Question

If 2log base 16 (x²+x) - log base 4 (x +1) find x.​

Answer 1

Correct question:

If $2 log_{16}({x}^{2}+x) = log_{4}(x+1)$ , then find x.

Answer:

$\large\boxed{\sf{x=1}}$

Step-by-step explanation:

Given a logarithmic equation such that,

$2 log_{16}( {x}^{2} + x ) = log_{4}(x + 1)$

To find the value of x,

$= > 2 log_{ {4}^{2} }( {x}^{2} + x) = log_{4}(x + 1)$

But, we know that,

• $\large{ log_{ {a}^{p} }( {m}^{q} ) = \dfrac{q}{p} log_{a}(m) }$

Therefore, we will get,

$= > \dfrac{2}{2} log_{4}( {x}^{2} + x ) = log_{4}(x + 1) \\ \\ = > log_{4}( {x}^{2} + x) = log_{4}(x + 1)$

Now, on both sides, logarithmic bases are same.

Therefore, we will get,

$= > {x}^{2} + x = x + 1 \\ \\ = > {x}^{2} - 1 = 0 \\ \\ = > (x + 1)(x - 1) = 0 \\ \\ = >\bold{ x = \pm1}$

But, on putting x = -1, the function will be invalid.

This is because in $\bold{log_{a}(m)}$, m > 0.

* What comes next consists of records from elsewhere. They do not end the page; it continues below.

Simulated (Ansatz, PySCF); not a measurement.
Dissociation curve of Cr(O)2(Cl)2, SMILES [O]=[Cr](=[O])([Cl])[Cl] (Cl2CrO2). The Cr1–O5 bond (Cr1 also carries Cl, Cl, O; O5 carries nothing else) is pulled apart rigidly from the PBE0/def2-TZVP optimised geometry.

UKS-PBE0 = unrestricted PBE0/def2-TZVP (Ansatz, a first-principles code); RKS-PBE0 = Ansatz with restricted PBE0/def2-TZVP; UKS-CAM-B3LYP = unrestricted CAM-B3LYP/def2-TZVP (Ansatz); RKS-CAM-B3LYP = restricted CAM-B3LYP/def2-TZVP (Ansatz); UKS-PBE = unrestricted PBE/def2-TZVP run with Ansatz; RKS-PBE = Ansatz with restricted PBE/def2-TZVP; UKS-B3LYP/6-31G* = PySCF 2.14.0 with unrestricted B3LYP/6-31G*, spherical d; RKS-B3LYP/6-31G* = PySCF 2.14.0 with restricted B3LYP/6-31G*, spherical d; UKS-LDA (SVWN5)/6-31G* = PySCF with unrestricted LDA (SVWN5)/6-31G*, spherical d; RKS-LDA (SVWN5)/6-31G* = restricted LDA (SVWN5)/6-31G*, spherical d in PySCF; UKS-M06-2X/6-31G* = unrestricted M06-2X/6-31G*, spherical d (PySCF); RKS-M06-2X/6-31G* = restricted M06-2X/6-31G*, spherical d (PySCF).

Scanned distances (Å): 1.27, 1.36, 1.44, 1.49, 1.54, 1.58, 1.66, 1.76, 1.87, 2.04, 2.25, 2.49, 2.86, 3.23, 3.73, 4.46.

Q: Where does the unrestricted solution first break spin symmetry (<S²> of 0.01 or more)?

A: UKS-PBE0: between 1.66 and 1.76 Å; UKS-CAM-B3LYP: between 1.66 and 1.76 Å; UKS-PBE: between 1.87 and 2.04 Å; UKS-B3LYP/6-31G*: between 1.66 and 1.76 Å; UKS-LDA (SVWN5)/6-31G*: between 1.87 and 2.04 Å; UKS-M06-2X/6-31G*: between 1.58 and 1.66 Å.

Hence, required value of x = 1

Answer 2

$\huge \mathfrak{solution}$

Given:

$\star \bold{2 log_{16}( {x}^{2} + x) - log_{4}(x + 1) = 0}$

To find :

•X = ?

Answer :

$\implies \: 2 log_{16}( {x}^{2} + x ) - log_{4}(x + 1) = 0 \\ \\ \implies \: 2 log_{ {4}^{2} }( {x}^{2} + x) - log_{4}(x + 1) = 0 \\ \\ \implies \: \frac{2 }{2} log_{4}( {x}^{2} + {x} ) - log_{4}(x + 1) = 0 \\ \\ \implies \cancel{ \frac{2}{2} } log_{4}( {x}^{2} + x) - log_{4}(x + 1) = 0 \\ \\ \implies \: log_{4}( {x}^{2} + {x}) - log_{4}(x + 1) = 0\\ \\ \implies \: log_{4}( \frac{ {x}^{2} + x}{x + 1} ) = 0 \\ \\ \implies \: \frac{x( \cancel{x + 1)}}{ \cancel{x + 1}} = {4}^{0} \\ \\ \implies \: x = 1$

Hence, The value of X is 1

Formula :

$\star \bold{ log_{ {x}^{a} }(y) = \frac{1}{a} log_{x}(y) }$

$\star \bold{ log(x) - log(y) = log( \frac{x}{y} ) }$